This article originally appeared in the Fall 2010 issue of Passages, a periodic publication of HIAS. Reprinted with permission of the publisher, the Hebrew Immigrant Aid Society, Inc.

Leon Wildes sits in a polished conference room on Madison Avenue, where the walls are festooned with news articles and enlarged photographs of John Lennon, Yoko Ono, and…Leon Wildes. He may not be the fifth Beatle, but it was the legal artistry of this HIAS board member that masterfully secured Lennon’s U.S. residency back in 1976.

From the midtown law firm that bears his name, Wildes explains that in 1972 a law school classmate asked him to look into the U.S. government’s case against the former Beatle, who was facing deportation stemming from a “cannabis” charge back in England. Yoko, who was seeking to gain custody of her daughter from a previous marriage, was having immigration problems of her own.

“I wasn’t very familiar with the Beatles,” says Wildes, an opera fan from a small Pennsylvania town. “The night I met the Lennons to discuss their legal situation, I went home and told my wife that I had met with Jack Lemmon and Yoko Moto.” His wife instantly – and exuberantly – corrected him.

By the time Wildes agreed to represent the couple, the Lennons had two weeks to prepare for John’s deportation hearing. Thus began a five-year bureaucratic odyssey, during which Wildes battled the U.S. Immigration and Naturalization Service, won four rounds of federal court, and vanquished a goliath called the Nixon Administration.

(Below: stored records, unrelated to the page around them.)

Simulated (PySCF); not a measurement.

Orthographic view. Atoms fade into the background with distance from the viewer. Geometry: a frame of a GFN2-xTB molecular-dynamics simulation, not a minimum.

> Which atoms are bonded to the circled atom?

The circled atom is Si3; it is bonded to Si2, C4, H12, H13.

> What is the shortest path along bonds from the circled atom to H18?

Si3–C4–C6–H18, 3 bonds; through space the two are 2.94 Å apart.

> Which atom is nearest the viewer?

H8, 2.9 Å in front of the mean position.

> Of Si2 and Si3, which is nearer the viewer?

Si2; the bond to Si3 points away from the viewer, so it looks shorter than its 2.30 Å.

The year 1972, Wildes explains, was the first time that 18 year olds could vote in a U.S. election. John Lennon, a voice of the anti-Vietnam War movement, was an influential figure to millions of newly minted, draft-eligible voters.

“He called Vietnam an immoral war, and young people flocked to him to hear what he had to say,” Wildes remembers. When President Nixon learned from Senator Strom Thurmond that the former Beatle could possibly be a problem for the re-election, Nixon took swift action to make the Lennon “problem” go away, Wildes explains.

As Wildes fought for Lennon’s residency, wading deeper into a sea of legal complexities, he encountered obstacles indicative of the paranoia of the times. Petitions that he had filed would be hidden away, so that they could not be adjudicated. The U.S. government would serve successive rounds of papers to the Lennons, with impractical deadlines.

“The Nixon administration wanted to move the Lennons out of the country quickly,” he says. And then there was the matter of surveillance.

“Yoko advised me that if I heard a screeching sound on my telephone, it was a sign that my line was being tapped,” he remembers. Sure enough, Wildes would hear the distinctive wiretap noises in his office during the day, and on his home phone line at nights and on weekends.

“I used to call my father in Pennsylvania and speak to him Yiddish,” he says. “I’d joke with him that some nice, older Yiddish- speaking gentleman would probably be hired by the government to translate what we’re saying. Then I’d toss something in about the First Amendment.” 

Finally, after a five-year strategy of intricate and exhausting appeals, Wildes emerged victorious in the precedent-setting Lennon v. United States decision, and John was permitted to remain in the country. (Yoko’s application had been approved earlier in the process.) 

“There’s a lot of ‘law’ to be gained from the Lennon matter,” says Wildes, who has been teaching at Cordozo School of Law for 31 years and gives an annual lecture about the case. “Students wander in from other classes to listen to the discussion because I’m likely to reveal unpublished aspects of the material as my memory is jogged.”

Even before the landmark decision, Wildes explains, he was always fascinated with immigration – dating back to his pre-rabbinic studies at Yeshiva University.

“Historically, Jews have been chased from one place to another. But they always had some form of involvement in their own resettlement. It was essential to their survival.” Wildes did some jumping around on his own. He followed his interests into law school and beyond, taking his first real “establishment job” working for HIAS for a year. After starting his own practice, he promised himself that when he grew older, he’d serve on the board of directors. Wildes, now in his ninth year as a board member, sees the role of HIAS as more vital than ever.

“HIAS can handle an immigration emergency anywhere in the world,” he says, pointing to how the organization is resettling Jews, Christians, and Bahai from Iran. “It’s important that if we ever need representation in the future, we have HIAS’ expertise and facilities internationally.”

But right here in the United States, Wildes notes, we’re facing a new era of controversial immigration policies that would have incensed his famous client, the Arizona initiative to curtail undocumented residents, a case in point.

“Lennon would have been outraged by the treatment of illegal aliens and how they’re used as political footballs,” he notes. The press, he explains, would have eaten it up. “Lennon had a way of expressing himself that appealed to the way the average person feels about unfairness in the system.”

Closer to home – namely, in the states of New York and New Jersey – Wildes continues to enjoy a busy immigration practice, which he shares with son, Michael. (His other son, Mark, is also a lawyer as well as a rabbi.) And while Wildes’ work – through his law firm and HIAS – is guiding immigrants and refugees through legal hurdles, he often thinks about his client and friend.

“John was brilliant,” he says, adding that he still keeps in touch with Yoko. “It’s a tragedy that we don’t have him around to speak up respectfully against the injustices of immigration law or the way it’s carried out. He had that gift.”